Why is the knot group of the trefoil isomorphic to the group of 3-braids? I apologise in advance for the vagueness of this question but I have not been able to find very much info on the topic and have made very little progress on my own. 
I am trying to understand why the knot group $\pi_1 (S^3 - K)$ of the trefoil is isomorphic to Artin's 3-strand braid group $B_3$. I know that the Wirtinger presentation for $\pi_1 (S^3 - K)$ gives Artin's presentation for $B_3$ directly but I was hoping someone could paint a more topological picture which takes homotopy classes directly to braids (or vice-versa) without using group presentations as the middle man. Thanks in advance.
Edit: Thanks for the replies guys. I should have stated that $S^3-K$ is diffeomorphic to the space $SL(2,\mathbb{R}) / SL(2,\mathbb{Z})$ (John Baez says so in his blog). It is possible that the disk with 3 holes is a deformation retract of $SL(2,\mathbb{R}) / SL(2,\mathbb{Z})$ but I don't know much about this space. I'll update if I find the answer myself. 
 A: The universal cover of the trefoil complement is also the universal cover of a disk with three holes in it, cross an interval. Both are obtained from tilings of $\mathbb{H}^2\times\mathbb{R}$ by prisms which are ideal triangles cross intervals. The only difference is the way the two groups act on this tiling. Each takes two adjacent prisms as its fundamental domain. So the two are very closely related.
A: The 3-strand braid group is the fundamental group of $UC_3(\mathbb{C}) = \{\{z_1,z_2,z_3\} \subset \mathbb{C} \mid z_i \not= z_j\}$, the unordered configuration space of distinct triples in the complex plane. By translating, this space deformation retracts to the subspace of triples where $z_1+z_2+z_3=0$. By positive real scaling, this deformation retracts further so the space where $|z_1|^2+|z_2|^2+|z_3|^2=1$. (Note that these conditions are invariant up to permutation of the $z_i$.) Call this new space $X$.
Now we see that $X$ is a 3-manifold. That it is a manifold should be clear. As for the dimension, you can heuristically think of there being $2$ degrees of freedom for where to pick a first point in the plane. The normalization tells you that you can pick one more point (very nearly) freely on a circle, so $1$ degree of freedom, and then the last point is uniquely determined.

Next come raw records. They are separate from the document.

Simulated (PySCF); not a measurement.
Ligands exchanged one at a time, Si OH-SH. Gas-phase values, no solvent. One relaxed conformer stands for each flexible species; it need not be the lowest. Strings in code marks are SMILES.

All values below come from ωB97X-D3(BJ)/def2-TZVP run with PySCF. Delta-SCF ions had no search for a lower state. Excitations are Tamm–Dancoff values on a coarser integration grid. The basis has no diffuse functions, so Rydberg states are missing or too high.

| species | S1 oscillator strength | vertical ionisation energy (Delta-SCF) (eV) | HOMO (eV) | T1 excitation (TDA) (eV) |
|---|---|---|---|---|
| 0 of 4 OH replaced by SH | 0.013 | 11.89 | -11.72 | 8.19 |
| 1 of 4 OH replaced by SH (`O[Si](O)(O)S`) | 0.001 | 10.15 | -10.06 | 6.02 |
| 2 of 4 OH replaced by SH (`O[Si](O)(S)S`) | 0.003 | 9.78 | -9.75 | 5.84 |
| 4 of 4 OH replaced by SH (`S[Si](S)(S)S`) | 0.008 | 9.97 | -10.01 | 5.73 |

Not only is $X$ a 3-manifold, it's also a Seifert fiber space: there is a circle action $S^1 \curvearrowright X$ given by rotation, or multiplication by $e^{i\theta}$ if you prefer. This action is almost free. There are just two exceptional orbits, given by the triples of points $\{\pm 1/\sqrt{2},0\}$ (collinear) and $\{1/\sqrt{3},e^{\pm 2\pi i/3}/\sqrt{3}\}$ (equilateral triangle). From here, you see that $X$ has exceptional fibers of order 2 and order 3. There is also one "missing" generic fiber, corresponding to the collapse of two points. (Our normalization prevents the collapse of three points, so don't need to worry about that). Maybe this is enough to make you start to suspect that you're looking at the trefoil knot complement.
There's another explanation along the same lines where you view the points in $\mathbb{C}$ as roots of complex polynomials. Steve Trettel has a nice exposition of this at his website.